After a blaze of sunshine, we are about to enter one of artificial intelligence’s periodic winters. These happen when a much hyped generation of the technology turns out to be not quite as exciting as predicted. During the winter, investment and research funds dry up, startups predicated on the tech go bust and bright young postgrads look elsewhere for career prospects. 

We've had several such winters since the 1960s, when the metaphor of the computer as an electronic brain first fell apart. Mostly they passed unnoticed outside the world of IT companies and academics. The coming winter will be different, largely because the preceding heatwave was so pervasive. We may not have noticed it, but most people reading this piece will have made use of some product or service categorised (misleadingly) as AI over the past couple of years. Generative AI systems based on large language models are a genuine breakthrough. 

Winter's coming, nonetheless - partly as a natural reaction to the hype. Investors are already expressing returns about the prospect of returns on the colossal investment in AI - predicted to reach $1 trillion a year by 2027; a mania likened by some to the dotcom bubble and even Britain's railway mania of the 1840s. Meanwhile, there are signs that the apparently exponential growth in the technology's abilities has limits. See, for example, the interesting paper in Nature suggesting that as the data on which such systems are trained is increasingly itself created by generative AI, the language model will collapse in a feedback loop of inbred gibberish. 

This phenomenon comes on top of the already familiar limits imposed by the exhaustion of sources of training data - not least when it comes to law - and the environmental impact of the vast server farms needed to keep generative AI systems ticking over. 
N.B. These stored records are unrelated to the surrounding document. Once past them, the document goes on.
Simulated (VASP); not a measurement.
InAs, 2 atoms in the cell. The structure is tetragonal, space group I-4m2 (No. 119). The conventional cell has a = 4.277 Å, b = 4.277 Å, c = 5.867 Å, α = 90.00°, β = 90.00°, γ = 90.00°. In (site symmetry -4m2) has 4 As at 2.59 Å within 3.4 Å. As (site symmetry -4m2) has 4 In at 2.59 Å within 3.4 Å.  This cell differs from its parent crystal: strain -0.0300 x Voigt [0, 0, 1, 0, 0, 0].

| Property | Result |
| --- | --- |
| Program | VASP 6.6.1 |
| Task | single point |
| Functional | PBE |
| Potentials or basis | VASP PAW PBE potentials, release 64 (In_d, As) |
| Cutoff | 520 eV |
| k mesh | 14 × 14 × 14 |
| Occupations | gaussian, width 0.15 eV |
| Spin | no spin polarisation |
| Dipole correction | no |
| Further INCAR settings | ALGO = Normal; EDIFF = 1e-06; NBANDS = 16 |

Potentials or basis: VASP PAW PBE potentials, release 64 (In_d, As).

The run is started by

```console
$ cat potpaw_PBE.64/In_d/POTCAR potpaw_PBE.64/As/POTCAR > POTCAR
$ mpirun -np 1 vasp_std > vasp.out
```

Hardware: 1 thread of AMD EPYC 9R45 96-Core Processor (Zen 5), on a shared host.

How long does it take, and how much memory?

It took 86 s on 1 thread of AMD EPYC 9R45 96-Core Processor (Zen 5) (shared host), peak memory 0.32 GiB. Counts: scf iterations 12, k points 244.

None of these factors, however, is curbing governments' enthusiasm for legislation in this area. The EU's AI Act, which came into force last month, introduces a risk-based framework for governance, has received a surprisingly warm welcome. 'It creates a more robust legal framework for businesses to work within going forward,' says one expert, David Dumont, partner at international firm Hunton Andrews Kurth.

The measure is even name-checked in the American Bar Association's new report on AI, which notes approvingly that under the act 'developers must take steps to mitigate risks, ensure high-quality datasets, document their systems and have meaningful human oversight'. Whether this governance framework stimulated or hampers development remains to be seen, however. 

Now, after an admittedly slow start, legislators in the US are baring their teeth. Last year's surprise announcement of a federal executive order on the 'safe, secure and trustworthy development and use of artificial intelligence' was followed by action at state level, with at least a dozen jurisdictions drawing up measures: Utah, for example, imposes transparency obligations on the use of generative AI. This month, all eyes are on California, where legislators are considering a 'Safe and Secure Innovation for Frontier Artificial Intelligence Models Act' which would requires developers to conduct rigorous safety testing and, critics say, impose draconian open-ended liabilities on the downstream use of AI products.

Industry groups say the measure would stifle innovation, handing China the lead on AI development. Supporters, including legal scholar Lawrence Lessig, say that as the home of top AI firms, California should take the lead in regulating the technology.  'There are fewer regulations on AI systems that could pose catastrophic risks than on sandwich shops or hairdressers,' Lessig and three other leading academic experts wrote this week. 

Where does this leave the UK? The last government promised a 'pro innovation' approach to AI regulation, drawing an implicit contrast with that of the EU. So far, Labour seems to share its outlook, with chancellor Rachel Reeves enthusing about AI's 'potential to grow a more productive economy, create good jobs across the country and deliver the excellent public services that people deserve'. The government last month appointed tech entrepreneur Matt Clifford to draw up an 'AI Opportunities Action Plan'. 

As for a governance framework, the government has committed only to 'seek to establish the appropriate legislation to place requirements on those working to develop the most powerful artificial intelligence models'. For once, procrastination looks like a good policy. Especially with winter coming.